Broadview Security to merge with ADT

Jan. 19, 2010 -- Tyco International, owners of the ADT business, announced today that it is purchasing Broadview Security, formerly known as Brink's Home Security. The deal is said to be worth $2 billion and will be paid in a mix of cash and stock to Broadview shareholders at a value of $42.50 per share.

Broadview Security came into existence in June 2009, having formerly been known as Brink's Home Security. Brink's Home Security itself was a spin-off of the Brink's Company, this being their residential and commercial security installing business that they developed alongside the well-known Brink's cash transport business.

According to Naren Gursahaney, president of ADT Worldwide, once the acquisition is completed (which is expected in the second calendar quarter of 2010 after approval by Broadview stockholders and governments regulators), Broadview Security will be rebranded as ADT.

Bob Allen, CEO and president of Broadview Security, noted that in the last year, his dealers have already had to rebrand once from Brink's Home Security to Broadview Security, but he said that the move to ADT may be even easier.

"ADT has always been the number one brand in the industry," said Allen. "Assuming the ADT brand may be an easier switch than assuming the Broadview brand was for our dealers."

The merger brings together over 6 million accounts; with roughly 1.3 million of those coming from Broadview Security and approximately 4.8 million from ADT. Gursahaney said the addition of those Broadview accounts, which are known for low attrition, would likely increase revenues by 25 percent. As for benefits to his own firm, ADT North America President John Koch said the benefits are allowing ADT North America to broaden its sales, installation and service teams, expand its direct and dealer channels, and expand the company's geographic base.
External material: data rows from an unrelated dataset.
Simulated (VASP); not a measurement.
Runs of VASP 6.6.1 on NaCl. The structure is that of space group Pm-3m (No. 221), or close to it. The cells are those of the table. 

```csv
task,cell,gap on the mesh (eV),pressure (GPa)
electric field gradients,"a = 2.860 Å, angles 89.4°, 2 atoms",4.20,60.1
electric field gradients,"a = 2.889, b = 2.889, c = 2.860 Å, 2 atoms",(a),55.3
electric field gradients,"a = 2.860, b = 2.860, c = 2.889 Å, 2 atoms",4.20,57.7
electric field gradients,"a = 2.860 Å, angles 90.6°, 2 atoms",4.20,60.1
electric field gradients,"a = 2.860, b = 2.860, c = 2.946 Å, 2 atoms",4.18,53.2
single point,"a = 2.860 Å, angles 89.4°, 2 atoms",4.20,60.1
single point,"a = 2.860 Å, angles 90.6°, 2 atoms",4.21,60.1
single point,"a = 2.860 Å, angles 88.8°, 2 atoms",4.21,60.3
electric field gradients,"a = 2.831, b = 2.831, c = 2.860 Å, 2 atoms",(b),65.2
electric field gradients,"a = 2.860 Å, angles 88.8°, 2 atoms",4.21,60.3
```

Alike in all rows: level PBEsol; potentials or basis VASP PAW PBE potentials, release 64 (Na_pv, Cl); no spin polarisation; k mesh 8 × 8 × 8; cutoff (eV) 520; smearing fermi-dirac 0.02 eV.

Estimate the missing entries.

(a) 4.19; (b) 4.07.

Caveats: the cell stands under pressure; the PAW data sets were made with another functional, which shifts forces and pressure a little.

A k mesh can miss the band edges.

The move will create overlaps in the dealer channel once Broadview's dealers become ADT dealers, but both Allen and Koch said that they already have overlaps in some markets and that overlaps would be expected.

Wayne Wahrsager, president of New York Merchants Protective Company, the firm that runs the Smith & Wesson dealer program which competes directly with ADT and Broadview Security, says the merger of the two biggest alarm dealer companies will be good for the industry.

"I believe in the long run that it will help the industry," said Wahrsager. "It eliminates one more player, one more name in the marketplace. For us, particularly, it broadens the ability of our brand to reach alarm companies that wouldn’t do business under the ADT banner. I really think it’s a positive."

Wahrsager said the move primarily affects the residential security alarm industry, since both ADT and Broadview Security were top players in that space. He said that while ADT has a strong presence in the commercial market place for burglar alarms and security systems, Broadview Security was not particularly strong in that area.

"Truthfully, this [merger] is a revelation for our industry," said Wahrsager. "They just widened the gap tremendously."

John Mack, executive vice president and co-head of investment banking for Imperial Capital, said the merger could run up against anti-trust regulations. He expected the deal to give the combined ADT-Broadview business unit approximately 35-45 percent of the U.S. residential alarm market. IMS Research issued a report following news of the acquisition that placed combined ADT/Broadview residential marketshare in North America at greater than 50 percent. ADT Worldwide president Gursahaney discounted that number, noting that "I'm not sure where that 50 percent number comes from. The combined share is significantly less than that."

Mack added that the $2 billion price gives an RMR multiple of approximately 42 times RMR. That multiple is significantly lower than what many businesses have expected; since the previous range of RMR multiples on sales was typically between 50 and 60 times RMR.

"It portends a significant direction for sale of these types of businesses," said Mack. "Companies may no longer be getting 50 or 60 times RMR. These are the best players in the residential alarm business, and this is the benchmark transaction in the industry and will be for a long time."

Mack agreed with Wahrsager's belief that the deal was very good for the industry and shouldn't be seen as a negative for smaller alarm businesses.

"If market wasn’t growing, consolidation would be intimidating for the other companies, but we're seeing growth of sometimes up to 10 percent a year in this industry," said Mack. "I generally think there is opportunity for small- to mid-size companies with respectability in the market. More consolidation at the top may mean more room for independent companies."

Mack said that to make the synergies between ADT and Broadview work, the two companies would likely 1) consolidate some monitoring operations, 2) merge branch offices where the companies overlapped geographically, and 3) make cuts in administrative back-end staff. ADT currently operates five monitoring centers in North America; Broadview Security has two monitoring centers, located in Irving, Texas, and Knoxville, Tenn. Broadview's President Bob Allen said the two companies are not yet at a point where they have fully planned the technical integration of monitoring operations.